Deception Detection: Psychologists Try to Learn How to Spot a Liar
Lock, Carrie, Science News
"Is he lying?" Odds are, you'll never know. Although people have been communicating with one another for tens of thousands of years, more than 3 decades of psychological research have found that most individuals are abysmally poor lie detectors. In the only worldwide study of its kind, scientists asked more than 2,000 people from nearly 60 countries, "How can you tell when people are lying?" From Botswana to Belgium, the number-one answer was the same: Liars avert their gaze.
"This is ... the most prevalent stereotype about deception in the world," says Charles Bond of Texas Christian University in Fort Worth, who led the research project. And yet gaze aversion, like other commonly held stereotypes about liars, isn't correlated with lying at all, studies have shown. Liars don't shift around or touch their noses or clear their throats any more than truth tellers do.
For decades, psychologists have done laboratory experiments in an attempt to describe differences between the behavior of liars and of people telling the truth. Some researchers, however, are now moving away from those controlled conditions and are inching closer to understanding liars in the real world. The researchers are examining whether several behaviors that have emerged as deception signals in lab tests are associated with real-life, high-stake lies. The psychologists are also testing how well professional sleuths, such as police and judges, can detect deceptions.
One thing, however, is certain: There is no unique telltale signal for a fib. Pinocchio's nose just doesn't exist, and that makes liars difficult to spot.
LAB LIES By studying large groups of participants, researchers have identified certain general behaviors that liars are more likely to exhibit than are people telling the truth. Fibbers tend to move their arms, hands, and fingers less and blink less than people telling the truth do, and liars' voices can become more tense or high-pitched. The extra effort needed to remember what they've already said and to keep their stories consistent may cause liars to restrain their movements and fill their speech with pauses. People shading the truth tend to make fewer speech errors than truth tellers do, and they rarely backtrack to fill in forgotten or incorrect details.
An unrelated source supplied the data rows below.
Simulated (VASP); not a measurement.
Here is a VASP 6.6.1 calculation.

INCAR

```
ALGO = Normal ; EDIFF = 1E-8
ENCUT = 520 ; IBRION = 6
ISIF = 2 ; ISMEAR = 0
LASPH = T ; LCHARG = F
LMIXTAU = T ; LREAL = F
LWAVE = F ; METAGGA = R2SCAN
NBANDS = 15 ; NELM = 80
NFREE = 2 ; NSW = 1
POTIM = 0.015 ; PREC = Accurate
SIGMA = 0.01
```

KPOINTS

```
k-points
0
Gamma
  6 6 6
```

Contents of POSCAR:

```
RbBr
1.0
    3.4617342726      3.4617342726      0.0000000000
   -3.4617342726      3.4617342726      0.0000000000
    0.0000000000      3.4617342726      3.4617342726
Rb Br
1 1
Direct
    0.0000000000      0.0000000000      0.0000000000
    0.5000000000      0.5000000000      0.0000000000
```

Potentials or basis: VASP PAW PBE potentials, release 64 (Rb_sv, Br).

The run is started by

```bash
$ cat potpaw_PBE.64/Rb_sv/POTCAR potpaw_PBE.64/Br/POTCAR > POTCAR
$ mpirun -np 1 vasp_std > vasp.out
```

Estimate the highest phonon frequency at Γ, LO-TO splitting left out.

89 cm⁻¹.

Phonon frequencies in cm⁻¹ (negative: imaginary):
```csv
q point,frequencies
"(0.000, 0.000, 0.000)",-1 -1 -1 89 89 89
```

"Their stories are too good to be true," says Bella DePaulo of the University of California, Santa Barbara, who has written several reviews of the field of deception research.
Liars may also feel fear and guilt or delight at fooling people. Such emotions can trigger a change in facial expression so brief that most observers never notice. Paul Ekman, a retired psychologist from the University of California, San Francisco, terms these split-second phenomena "microexpressions." He says these emotional clues are as important as gestures, voice, and speech patterns in uncovering deceitfulness.
But not all liars display these signals, and one can't conclude people are lying because they don't move their arms or pause while telling their stories. These could be natural behaviors for them, not signs of lying. "They are statistically reliable indicators of deception," says Timothy Levine of Michigan State University in East Lansing, but that doesn't mean they're helpful in one-on-one encounters.
People don't seem to be very good at spotting deception signals. On average, over hundreds of laboratory studies, participants distinguish correctly between truths and lies only about 55 percent of the time. This success rate holds for groups as diverse as students and police officers. "Human accuracy is really just barely better than chance," says DePaulo.
Some researchers think, however, that the design of the laboratory studies is responsible for the poor rates of lie detection. "People are very good liars when nothing is at stake," says Aldert Vrij of the University of Portsmouth in England. "But a lab setting is not real life. …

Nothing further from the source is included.